You know this is honey, right?
Maybe I'll just go find a good book and curl up in the comfy chair with it and a coffee, before going off and contemplating those mushrooms ... or perhaps I should go and do some baking. Or both.

(Just in case you wondered, all the photos are from Saturday's market, taken with the faithful 35mm lens 'cos neither of the zooms will let me get in close enough when I want to. Also the lighting is kinda random - being a mix of neons, halogen spots, incandescents and, should the stall-holder feel like it, tallow candles or oil lamps - which makes getting the white balance right a bit of a hit-or-miss affair. So up to four or five shots to get one that's not tinted red, or blue, or too flat ... thank god for digital cameras, I say.)

Sunday, November 27, 2011

I Am Curious (Not Yellow) ...

I have never really understood just why it should be that some people seem perpetually surprised that I can actually cook. That they should be stunned that I can get out of bed without falling over, or tie my own shoelaces without adult supervision: now that I can comprehend, given that I show few signs of competence in either area, but cooking? I suppose, looked at one way, it's sort of flattering ... mind you, looking at it that way does require you to believe that men are completely useless in the kitchen too, thereby permitting surprise at the discovery that one can cook at all, let alone do it well.

You'd think Sophie would know better - we've known each other for years, and I've made her godnose how many lunches - but still on Saturday she had a look on her face like a stunned mullet (which does not come naturally to her, but is actually a pretty neat trick if you can pull it off; must be handy for childrens' parties) as I made up some bastard puff pastry in her totally impractical (but admittedly well-lit) kitchen. OK, it is a bit of a feat in itself I admit, given that her total unencumbered bench space must be about 10cm² and I had to use a wine bottle instead of a rolling pin (yes, I bring my own gear when I cook, but I refuse to take an entire suitcase full just in case something's missing), but she's seen me do that sort of thing before.

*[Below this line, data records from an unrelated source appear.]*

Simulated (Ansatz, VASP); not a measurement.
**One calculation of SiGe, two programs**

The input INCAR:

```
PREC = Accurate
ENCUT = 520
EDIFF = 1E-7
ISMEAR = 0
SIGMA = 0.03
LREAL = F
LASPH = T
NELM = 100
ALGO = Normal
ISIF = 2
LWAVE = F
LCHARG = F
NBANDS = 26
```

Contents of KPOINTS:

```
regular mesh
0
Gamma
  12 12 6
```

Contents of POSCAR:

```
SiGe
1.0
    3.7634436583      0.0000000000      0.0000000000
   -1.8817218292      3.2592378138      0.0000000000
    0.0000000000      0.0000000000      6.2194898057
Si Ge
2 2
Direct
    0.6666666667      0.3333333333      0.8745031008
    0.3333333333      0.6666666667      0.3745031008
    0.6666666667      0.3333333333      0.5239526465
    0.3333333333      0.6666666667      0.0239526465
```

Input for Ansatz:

And yet, each time, there's this look of dawning amazement and pride, as though some well-loved but particularly stupid pet has managed to do something clever and not involving bowel motions. I taxed her with this, and she said that she actually likes to watch me work; "j'aime te regarder travailler; tu fais des beaux gestes". I'm not entirely sure that I believe that, but I suppose that I should: it's better than the alternatives.

Whatever, it's not all pleasure at these lunches, you know. Yes, we get to eat, but there's the critique raisonnnée during and afterwards as well, and you are expected to be able to work out what exactly went into the plate - all part of the game. So the next time I try those scallops - and there will be a next time - I rather think I'll be sticking some badiane and cinnamon sticks into the spice blender, and adding a subtle dose to the orange juice. (Lord knows what I'll do with the rest. Make up some more confit de canard, I suppose.) And the sesame oil, instead of soy sauce, definitely stays.

But no bright red blobs of hot pepper jelly, I promise. (I do have this tendency to man-with-hammer syndrome, I admit. Everything looks like a nail. The culinary equivalent is to think that a dish is going to be improved by adding some of whatever you have available to it, which turns out to be not necessarily the case.)

This weekend - or at least Saturday night - will be busy: Stacey's trying to organise a Thanksgiving dinner and we also have the combined 90th birthday party for Sophie & Séverine. And on top of that our mad friend Karen is turning up for the day to do things with Margo, maybe involving learning how to use a sewing machine.

So the current plan is that we get ourselves tarted up (insofar as possible, in my case anyway: the theme is "chic et sexy"), then I get dropped off at Stacey's to help with the cooking because as a non-carnivore she's unsure as to exactly when meat is actually cooked and is all too-likely to leave it roasting for three hours, whilst Margo drops Karen back at the train station before returning, whereupon we eat, then run to Sophie's to catch the arse-end of the party.

Preferably bearing finger-food, which means that I will be spending tomorrow afternoon making up club sandwiches, which for some reason the French adore. Salmon and cucumber, ham with goat cheese and mustard and sour cream, chicken with smashed curried eggs - and I may, just out of a spirit of bloody-mindedness, stick in some with mashed banana and honey with dates; I'm sure someone will eat them.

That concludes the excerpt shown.